Friday, September 26, 2008

Why Montgomery County is suing over the proposed intermodal facility at Elliston

This press release states the County's position.

The constitutional provision at issue, Art. X, section 10, provides:

"Neither the credit of the Commonwealth nor of any county, city, town, or regional government shall be directly or indirectly, under any device or pretense whatsoever, granted to or in aid of any person, association, or corporation; nor shall the Commonwealth or any such unit of government subscribe to or become interested in the stock or obligations of any company, association, or corporation for the purpose of aiding in the construction or maintenance of its work; nor shall the Commonwealth become a party to or become interested in any work of internal improvement, except public roads and public parks, or engage in carrying on any such work; nor shall the Commonwealth assume any indebtedness of any county, city, town, or regional government, nor lend its credit to the same. This section shall not be construed to prohibit the General Assembly from establishing an authority with power to insure and guarantee loans to finance industrial development and industrial expansion and from making appropriations to such authority."

They'd better watch what they ask for, as some people think that this part of the Constitution is most commonly violated by . . . cities, towns, and counties, doing economic development deals.

On that Kansas City firm

This article on the Shook Hardy firm explains the firm's origins:

"The firm traces its roots back to 1889, when Frank Payne Sebree, a Marshall, Mo., lawyer looking to build his practice in a bigger city, moved to Kansas City and set up shop in a third-floor walkup with another solo practitioner. Over the years, the firm attracted a small stable of lawyers, including name partner Edgar Shook, who joined in 1934, and name partner Charles L. Bacon, who came on board in the mid-1950s.

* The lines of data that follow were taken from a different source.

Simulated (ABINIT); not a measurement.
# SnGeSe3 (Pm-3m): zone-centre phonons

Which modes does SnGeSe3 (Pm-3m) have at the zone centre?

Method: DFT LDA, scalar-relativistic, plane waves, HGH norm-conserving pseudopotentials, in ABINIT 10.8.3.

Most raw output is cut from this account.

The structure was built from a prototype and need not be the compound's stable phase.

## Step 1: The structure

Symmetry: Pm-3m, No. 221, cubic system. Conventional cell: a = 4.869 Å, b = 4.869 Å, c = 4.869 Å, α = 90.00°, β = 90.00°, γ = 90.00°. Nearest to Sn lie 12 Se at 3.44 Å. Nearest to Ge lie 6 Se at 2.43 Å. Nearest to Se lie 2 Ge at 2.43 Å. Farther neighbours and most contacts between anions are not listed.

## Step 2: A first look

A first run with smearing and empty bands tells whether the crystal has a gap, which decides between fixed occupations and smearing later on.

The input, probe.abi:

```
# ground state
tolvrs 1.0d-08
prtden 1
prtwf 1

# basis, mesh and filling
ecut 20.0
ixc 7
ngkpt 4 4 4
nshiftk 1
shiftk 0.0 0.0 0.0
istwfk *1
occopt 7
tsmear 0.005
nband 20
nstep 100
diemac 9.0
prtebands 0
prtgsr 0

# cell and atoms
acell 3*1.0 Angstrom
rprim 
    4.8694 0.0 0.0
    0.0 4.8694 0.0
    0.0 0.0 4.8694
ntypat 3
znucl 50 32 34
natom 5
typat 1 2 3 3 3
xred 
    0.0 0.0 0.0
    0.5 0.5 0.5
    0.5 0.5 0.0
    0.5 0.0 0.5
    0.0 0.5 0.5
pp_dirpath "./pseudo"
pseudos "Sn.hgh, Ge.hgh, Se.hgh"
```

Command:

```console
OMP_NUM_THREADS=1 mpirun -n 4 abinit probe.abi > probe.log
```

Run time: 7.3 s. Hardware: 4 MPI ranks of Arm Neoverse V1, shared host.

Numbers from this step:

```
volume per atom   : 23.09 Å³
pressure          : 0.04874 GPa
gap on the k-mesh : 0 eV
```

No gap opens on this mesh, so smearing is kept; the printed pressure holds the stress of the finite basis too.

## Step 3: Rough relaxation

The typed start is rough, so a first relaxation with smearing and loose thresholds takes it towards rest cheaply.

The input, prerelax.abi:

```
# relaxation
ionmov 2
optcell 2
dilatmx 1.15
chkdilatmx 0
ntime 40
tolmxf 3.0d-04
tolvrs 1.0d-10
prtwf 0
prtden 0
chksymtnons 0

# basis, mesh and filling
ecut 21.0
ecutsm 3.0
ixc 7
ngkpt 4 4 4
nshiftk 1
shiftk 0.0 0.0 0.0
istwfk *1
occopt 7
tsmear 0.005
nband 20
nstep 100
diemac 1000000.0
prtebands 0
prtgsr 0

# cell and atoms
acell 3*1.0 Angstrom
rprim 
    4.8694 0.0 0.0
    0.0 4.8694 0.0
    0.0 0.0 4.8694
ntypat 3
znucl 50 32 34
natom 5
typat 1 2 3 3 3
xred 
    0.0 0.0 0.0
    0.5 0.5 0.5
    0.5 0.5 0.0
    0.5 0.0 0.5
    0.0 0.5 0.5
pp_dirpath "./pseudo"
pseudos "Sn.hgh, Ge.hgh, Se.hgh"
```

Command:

However, it was David R. Hardy, a skilled trial lawyer with a larger-than-life personality, who did more to change the firm’s fortunes than anyone.

Hardy made a name for himself in the late 1950s by winning a $200,000 verdict—then a state record—on behalf of a motorcycle cop who had been badly injured in a collision with a cement truck. And when the first anti-smoking suit against a tobacco company in Mis­souri went to trial in 1962, Hardy was asked by Philip Morris to lead the defense."

My good friend and college roommate Sam Sebree, and his dad and brother - two more Frank Sebrees, have worked for this firm, and so I root for it and for them.